23rd December 2010, 2:14pm
Engineering recognition for Head of Lincoln’s new School
paul stewart Professor Paul Stewart, Head of the University of Lincoln’s new School of Engineering, has been awarded an Institution of Mechanical Engineers (IMechE) Fellowship, the highest class of elected membership.

The title is awarded to individuals who have demonstrated exceptional commitment to and innovation in mechanical engineering.

The recognition comes just weeks after Professor Stewart and his team were shortlisted for an Innovation award by another of the engineering industry’s professional organisations, the Institution of Engineering and Technology.

The School of Engineering is the first purpose-built engineering school in the UK for more than 20 years and sees the University collaborating closely with global engineering heavyweight, Siemens. The School is part-funded by the European Regional Development Fund (ERDF) from the European Union and Lincolnshire County Council Single Programme Funding, the Higher Education Funding Council for England (HEFCE), Siemens and the University.

Professor Stewart, the founding Head of Engineering, has had a challenging time so far which has required extreme multi-tasking: setting up the School; recruiting a team to work alongside him to deliver the undergraduate and research programmes; designing the new Engineering School building; rolling out a new MSc programme in Sustainable Power and Energy.

He said: “Acting as the client for the architectural practice Allies and Morrison, who created the School, made me consider some fairly fundamental questions about what an engineering building is, what’s in it and what should it look like.  I tried to design the perfect School, which would offer the best possible facilities for research, the optimum environment for interacting with industry, and would be a very attractive proposition for potential students.  I took a holistic approach to try to include all the things that were good and avoid things that I had perhaps encountered in the past and knew did not work in the context of an effective Engineering School.”

The Engineering Faculty is intimately connected with Siemens who are looking to take cohorts of their employees to work around the globe, not just in the UK. This led to designing a way of learning that fitted in with the needs of industry.  The revolution for a university engineering course is this intimate connection with industry, effectively creating ‘industry-ready graduates’.   Lincoln aims to deliver a course which is academically rigorous but which also maximises the industrial readiness of its students by reducing the time companies take to train the graduates by six months.  Professor Stewart said: “We want to ensure that a company will take just one year to train graduates – thus making significant savings.

“Our close relationship with Siemens means that all undergraduates at Lincoln can apply not only for Siemens business awards to cover fees and living costs, but also for paid work placements during the summer vacation.  We are looking to work with other big companies and major engineering employers as well.”  
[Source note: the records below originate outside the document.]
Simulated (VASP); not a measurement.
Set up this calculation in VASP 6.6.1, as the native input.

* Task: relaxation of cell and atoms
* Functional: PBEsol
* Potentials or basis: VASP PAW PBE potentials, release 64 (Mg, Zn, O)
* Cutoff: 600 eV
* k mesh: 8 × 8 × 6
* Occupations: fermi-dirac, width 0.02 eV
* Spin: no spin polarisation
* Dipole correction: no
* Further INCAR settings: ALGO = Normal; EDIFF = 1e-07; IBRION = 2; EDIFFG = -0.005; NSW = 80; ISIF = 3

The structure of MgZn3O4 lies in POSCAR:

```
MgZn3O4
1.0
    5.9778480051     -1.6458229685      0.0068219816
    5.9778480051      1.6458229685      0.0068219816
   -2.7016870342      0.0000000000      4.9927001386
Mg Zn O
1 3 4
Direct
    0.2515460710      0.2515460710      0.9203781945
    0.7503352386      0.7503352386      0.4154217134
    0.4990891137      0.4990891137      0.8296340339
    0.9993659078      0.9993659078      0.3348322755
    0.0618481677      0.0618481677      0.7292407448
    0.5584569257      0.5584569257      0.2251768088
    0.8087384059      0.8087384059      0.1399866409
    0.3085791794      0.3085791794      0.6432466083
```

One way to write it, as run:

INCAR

The Institution of Mechanical Engineers is the fastest growing professional engineering institution in the UK and has around 80,000 members. The organisation’s heritage goes back 160 years. Today’s Institution works with leading companies, universities and think tanks, creating and sharing knowledge to provide government, businesses and the public with fresh thinking and authoritative guidance on all aspects of mechanical engineering.